Docker

Setup Cassandra Using Docker

Databases are some of the most fundamental parts of any functional application. Although it can vary on the type of database that is appropriate for your app, if you want to store large volumes of unstructured data across multiple servers, Apache Cassandra is at the top of that list.

If you are unfamiliar, Apache Cassandra, commonly known as Cassandra, is a free and open-source, highly scalable distributed NoSQL database for storing and managing extensive volumes of unstructured data across multiple servers. Cassandra is mighty which provides high availability and scalability across multiple clusters.

On the other hand, Docker is a versatile containerization platform that allows us to package the applications and their dependencies into portable containers, making the deployment and management of software across different environments easier.

In this tutorial, we will walk you through setting up and running Cassandra in a Docker container, enabling you to harness the benefits of both tools in simple steps.

Requirements:

To follow along with this post, ensure that you have the following:

    1. A Unix or Windows host
    2. Installed Docker Engine on your target host
    3. Sufficient permissions to run the Docker commands

Running Apache Cassandra on Docker is supported on any machine with the Docker Engine installed.

Getting the Apache Cassandra Image

The first step is downloading the Apache Cassandra image from the Docker registry. We can use the “docker pull” command as follows:

$ docker pull Cassandra:latest

 
This should download the latest version of the Cassandra image on your host.

Starting the Cassandra Container

Once we have the image downloaded, we can run the Cassandra container. We start by creating a Docker network that allows us to access the container ports without opening them to the host machine.

Run the following command:

$ docker network create cassandra

 
Once we have the network created, we can go ahead and run the container and bind it to the created network using the command as follows:

$ docker run --rm -d --name cassandra --hostname cassandra --network cassandra cassandra

 
This should start the container on the defined Cassandra ports in the Cassandra network. You can check the running container using the “docker ps” command:

 $ docker ps

 

Testing Cassandra

Once the cluster is running, we can use the Cassandra Query Language to create and add the data.

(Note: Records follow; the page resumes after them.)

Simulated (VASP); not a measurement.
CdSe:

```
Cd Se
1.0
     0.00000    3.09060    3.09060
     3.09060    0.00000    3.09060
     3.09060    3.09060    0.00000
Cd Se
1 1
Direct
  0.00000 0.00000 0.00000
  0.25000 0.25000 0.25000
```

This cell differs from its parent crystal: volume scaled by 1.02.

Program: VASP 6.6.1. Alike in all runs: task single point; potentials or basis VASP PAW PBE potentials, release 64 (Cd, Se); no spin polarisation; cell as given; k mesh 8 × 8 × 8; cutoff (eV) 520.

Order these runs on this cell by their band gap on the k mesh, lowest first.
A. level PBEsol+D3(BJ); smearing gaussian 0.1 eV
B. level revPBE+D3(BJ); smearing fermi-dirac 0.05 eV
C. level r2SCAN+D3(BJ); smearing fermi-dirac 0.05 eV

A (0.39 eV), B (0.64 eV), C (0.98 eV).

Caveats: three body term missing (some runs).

Create a new file called “sample.cql” and add the CQL script as provided in the following:

-- Create a keyspace
CREATE KEYSPACE IF NOT EXISTS my_keyspace
WITH replication = {
  'class': 'SimpleStrategy',
  'replication_factor': 3
};
-- Use the keyspace
USE my_keyspace;
-- Create a table
CREATE TABLE IF NOT EXISTS my_table (
  id UUID PRIMARY KEY,
  name TEXT,
  age INT
);
-- Insert data into the table
INSERT INTO my_table (id, name, age) VALUES (uuid(), J Doe', 30);
INSERT INTO my_table (id, name, age) VALUES (uuid(), J Smith'
, 25);
INSERT INTO my_table (id, name, age) VALUES (uuid(), B Johnson', 40);

 
The previous example script creates a new keyspace called “my_keyspace” using the SimpleStrategy replication with a replication factor of 3.

Using the USE statement, we then set the keyspace context to the created keyspace.

Finally, we create a table called “my_ table” and insert a random data into the table using the provided “insert” statements.

If you are new to Apache Cassandra, we have a host of tutorials that will guide you through a lot of the features of Apache Cassandra in the following link:

https://linuxhint.com/category/cassandra/

Loading the Cassandra Script

Once the script is ready, we can use the CQL shell to interact with the database and load the data into the database from the previous script.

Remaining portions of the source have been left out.